Reputation: 5660
I am trying to use terraform to scale RDS cluster for Aurora.
I am setting up an RDS instance with 3 servers - 1 writer and 2 read-replicas. Here is my requirement
when any of the servers fail, add a new server such that the replica always has a minimum of 3 servers.
when CPU usage of any host exceeds 50% then add a new server to the cluster. The Max number of servers is 4.
Is it possible to create a policy such that when any of the 3 servers fail, then create a new server for that RDS instance? If yes, how to monitor server failure?
Do I need to use appAutoScaling or use autoScaling or both? This is the link that matches my use-case : https://registry.terraform.io/providers/hashicorp/aws/latest/docs/resources/appautoscaling_policy
Upvotes: 1
Views: 929
Reputation: 238957
I developed an example of an terraform config file for your question. It is ready to used but should be treated as an example only for learning and testing purposes. It was tested in us-east-1
region using a default VPC with terraform 0.13 and AWS provider 3.6.
The key resources created by the example terraform config file are:
Below I expand on the questions asked and the example config file.
The cluster will be provisioned with 1 writer and 2 replicas.
An application-auto-scaling which is based on TargetTrackingScaling
for RDSReaderAverageCPUUtilization
. The scaling policy is based on the replicas overall CPU utilization (50%), not its individual replicas.
This is a good practice, as aurora replicas are load balanced automatically at connection level. This means that the new connections will be roughly spread equally across available replicas, on condition that you are using reader enpoint.
Also any alarm or scaling policy which you may apply to individual replicas will be void once the replicas get replaced by scaling in/out activities or failures. This is because any scaling policy would be bound to a specific db instance. Once the instance is gone, the alarm will not work.
The alarms associated with the policy that the AWS creates on your behalf can be viewed in CLoudWatch Alarms Console.
If any db instance fails, Aurora will automatically proceed with fixing the problem, which can include restarting db instance, promoting a read replica as a new master, restring MySQL, or fully replacing a failed instance.
You can simulate these events yourself to some extend as described in Testing Amazon Aurora Using Fault Injection Queries .
Test failover to read replica
aws rds failover-db-cluster --db-cluster-identifier aurora-cluster-demo
Test crash of master instance
This will result in automated restart of the instance
mysql -h <endpoint> -u root -e "ALTER SYSTEM CRASH INSTANCE;"

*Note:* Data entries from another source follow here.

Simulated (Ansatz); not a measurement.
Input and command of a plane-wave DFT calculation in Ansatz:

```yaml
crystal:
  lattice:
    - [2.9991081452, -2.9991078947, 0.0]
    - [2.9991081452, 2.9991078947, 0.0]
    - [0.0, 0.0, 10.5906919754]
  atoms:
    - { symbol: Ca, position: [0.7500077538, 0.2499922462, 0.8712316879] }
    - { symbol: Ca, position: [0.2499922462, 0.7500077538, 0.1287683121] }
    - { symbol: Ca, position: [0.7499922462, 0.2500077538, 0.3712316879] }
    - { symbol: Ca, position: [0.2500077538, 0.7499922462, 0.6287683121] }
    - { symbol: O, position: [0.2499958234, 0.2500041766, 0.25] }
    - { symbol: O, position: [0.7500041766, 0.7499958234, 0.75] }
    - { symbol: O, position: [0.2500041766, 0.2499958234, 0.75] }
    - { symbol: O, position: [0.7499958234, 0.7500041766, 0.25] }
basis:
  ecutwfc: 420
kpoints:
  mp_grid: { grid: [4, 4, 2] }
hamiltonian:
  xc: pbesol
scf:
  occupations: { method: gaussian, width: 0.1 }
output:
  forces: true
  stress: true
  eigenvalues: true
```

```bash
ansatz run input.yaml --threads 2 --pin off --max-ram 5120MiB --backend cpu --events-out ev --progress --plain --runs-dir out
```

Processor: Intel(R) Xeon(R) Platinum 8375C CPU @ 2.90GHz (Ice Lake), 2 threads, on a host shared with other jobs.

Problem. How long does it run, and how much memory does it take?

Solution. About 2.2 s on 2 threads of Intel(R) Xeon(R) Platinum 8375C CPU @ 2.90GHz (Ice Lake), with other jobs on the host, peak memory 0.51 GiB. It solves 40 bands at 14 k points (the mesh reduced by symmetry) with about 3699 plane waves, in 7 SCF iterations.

Test crash of reader instance
This will result in restarting MySQL.
mysql -h <endpoint> -u root -e "ALTER SYSTEM SIMULATE 100 PERCENT READ REPLICA FAILURE TO ALL FOR INTERVAL 10 MINUTE;"
Test replacement of the reader
You can simulate total failure of the reader instance by manually deleting it in the console. Once deleted, Aurora will provision a replacement automatically.
You can use Amazon RDS Event Notification to automatically detect and respond to variety of events associated with your Aurora cluster and its instances. Failures are one of the events captured by the RDS Event Notification mechanism.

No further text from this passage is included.